Is there any efficient way to convert an unary num

2020-06-16 02:21发布

问题:

Let those datatypes represent unary and binary natural numbers, respectively:

data UNat = Succ UNat | Zero
data BNat = One BNat | Zero BNat | End

u0 = Zero
u1 = Succ Zero
u2 = Succ (Succ Zero)
u3 = Succ (Succ (Succ Zero))
u4 = Succ (Succ (Succ (Succ Zero)))

b0 = End                   //   0
b1 = One End               //   1
b2 = One (Zero End)        //  10
b3 = One (One End)         //  11
b4 = One (Zero (Zero End)) // 100

(Alternatively, one could use `Zero End` as b1, `One End` as b2, `Zero (Zero End)` as b3...)

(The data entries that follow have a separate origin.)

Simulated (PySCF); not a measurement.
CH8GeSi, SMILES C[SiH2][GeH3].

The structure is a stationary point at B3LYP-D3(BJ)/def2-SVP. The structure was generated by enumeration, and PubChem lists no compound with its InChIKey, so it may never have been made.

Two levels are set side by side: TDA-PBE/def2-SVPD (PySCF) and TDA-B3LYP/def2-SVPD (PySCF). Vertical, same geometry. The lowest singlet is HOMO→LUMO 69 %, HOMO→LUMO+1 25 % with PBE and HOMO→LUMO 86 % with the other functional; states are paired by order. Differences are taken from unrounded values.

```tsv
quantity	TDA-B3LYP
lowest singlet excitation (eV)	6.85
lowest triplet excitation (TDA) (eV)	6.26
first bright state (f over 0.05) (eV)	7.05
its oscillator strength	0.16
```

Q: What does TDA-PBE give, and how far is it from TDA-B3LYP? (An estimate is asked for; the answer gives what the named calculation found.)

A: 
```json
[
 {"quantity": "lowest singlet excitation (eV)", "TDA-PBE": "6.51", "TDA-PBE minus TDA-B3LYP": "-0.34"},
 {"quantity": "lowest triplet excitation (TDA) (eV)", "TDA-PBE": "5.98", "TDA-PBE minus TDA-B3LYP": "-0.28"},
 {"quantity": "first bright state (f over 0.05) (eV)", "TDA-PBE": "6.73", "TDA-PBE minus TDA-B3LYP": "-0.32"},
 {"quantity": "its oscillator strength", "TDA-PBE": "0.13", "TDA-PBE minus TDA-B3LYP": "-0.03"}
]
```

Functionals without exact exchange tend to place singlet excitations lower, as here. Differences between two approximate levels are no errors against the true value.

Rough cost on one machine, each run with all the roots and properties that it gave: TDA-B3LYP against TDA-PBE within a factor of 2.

My question is: is there any way to implement the function:

toBNat :: UNat -> BNat

That works in O(N), doing only one pass through UNat?

回答1:

To increment a binary digit, you have to flip the first zero at the end of your number and all the ones preceding it. The cost of this operation is proportional to the number of 1 at the end of your input (for this your should represent number as right-to-left list, eg. the list [1;0;1;1] codes for 13).

Let a(n) be the number of 1 at the end of n:

a(n) = 0, 1, 0, 2, 0, 1, 0, 3, 0, 1, 0, 2, 0, 1, 0, 4, ...

and let

s(k) = a(2^k) + a(2^k+1) + ... + a(2^(k+1)-1) 

be the sum of elements between two powers of 2. You should be able to convince yourself that s(k+1)=2*s(k) + 1 (with s(0) = 1) by noticing that

    a(2^(k+1)) ..., a(2^(k+2) - 1) 

is obtained by concatenating

    a(2^k) + 1, ..., a(2^(k+1) - 1) and   a(2^k), ..., a(2^(k+1) - 1)

And therefore, as a geometric series, s(k) = 2^k - 1.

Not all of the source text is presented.